# The Mass Distraction:  Writer's Block:  Handled



## AncientCWS (Jan 27, 2011)

This is a recent article I posted on my blog at:  The Mass Distraction

Please let me know what you guys think!

Whether you're a student with a paper due, an author with a deadline, or a sweetheart with a journal *you've certainly experienced the enigmatic writer's block before*.  The gears and cogs of creativity spinning within the mind have come to a  abrupt halt!  Why was the machine not properly oiled?!  Quick, grab the  can of oil and violently squirt it into your ear before it's too late!   The engine will blow...
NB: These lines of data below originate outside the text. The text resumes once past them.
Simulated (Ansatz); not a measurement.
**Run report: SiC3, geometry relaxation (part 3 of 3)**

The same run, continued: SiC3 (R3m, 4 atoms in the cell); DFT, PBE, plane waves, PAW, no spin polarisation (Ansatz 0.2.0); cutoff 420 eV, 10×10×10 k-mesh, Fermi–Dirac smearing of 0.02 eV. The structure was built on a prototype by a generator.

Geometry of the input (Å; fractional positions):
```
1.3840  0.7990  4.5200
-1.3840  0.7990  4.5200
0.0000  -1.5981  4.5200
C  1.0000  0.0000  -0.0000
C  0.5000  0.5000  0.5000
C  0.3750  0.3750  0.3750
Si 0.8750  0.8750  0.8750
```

Or,* instead of performing such an insane and dreadfully idiotic act such as that*, you could pay attention here.  Surely that wouldn't be as discomforting, eh?  Here's a few of the techniques that I use to *knock out writer's block with the quickness.  *




*Check The News:*   Be it the Newspaper, T.V., or online news providers, always check the  news first.  You'll usually have an opinion on at least one thing that's  going on.  *Let people know what you think* - write about it.
*Narrate Yesterday:*  Something cool happened  yesterday.  Write up the scene.  Every detail.  Sights, smells, how you  felt, everything.  When you're finished writing this, you'll be able to  write about damned near anything else.
*Rewrite Something:*  Either something you've written  before that you think you could make better, or a piece by your favorite  author perhaps (just don't claim it for yourself!).  I know I've got an  entire slew of stories and articles I could rewrite and make much, much  better.  Once again, when you've finished this practice, you will find  that the writer's block has removed itself.
*Read Something You Enjoy:*  Just for a few minutes.  A  favorite chapter of a book, a favorite newspaper article, anything.  As  long as it's something you've read in the past and have enjoyed, read  it.  _*Most people don't believe the amount of creativity positive elements*_ *hold for us*.
*Look For What's NOT There:*  You know, imagine things!   If you're at a restaurant and you see a waitress pouring coffee to a  ninety-year old lady, just imagine the best possible scenario and the  worst possible.  The waitress goes crazy and bashes the old lady,  sending her to the floor in a puddle of boiling coffee, or perhaps the  old lady tips the waitress with her entire estate and bank account  signed over to her.  The story that didn't happen.  _*What would have been amazing*_.
*Write About Writer's Block:*  This one is absolutely terrific.  _*I just used it  *_ Now that I'm coming to the end of it, I've got a few more great ideas to write about.  This one wins.
I hope this helps you fight off such hard times.  In a world so  dark, sometimes it's easier to look for inspiration in the negative.   Pursue you're twisted side a little.  Give everyone just a glimpse... if  you give them too much, the *cannibals will come, and you shall be carried off*.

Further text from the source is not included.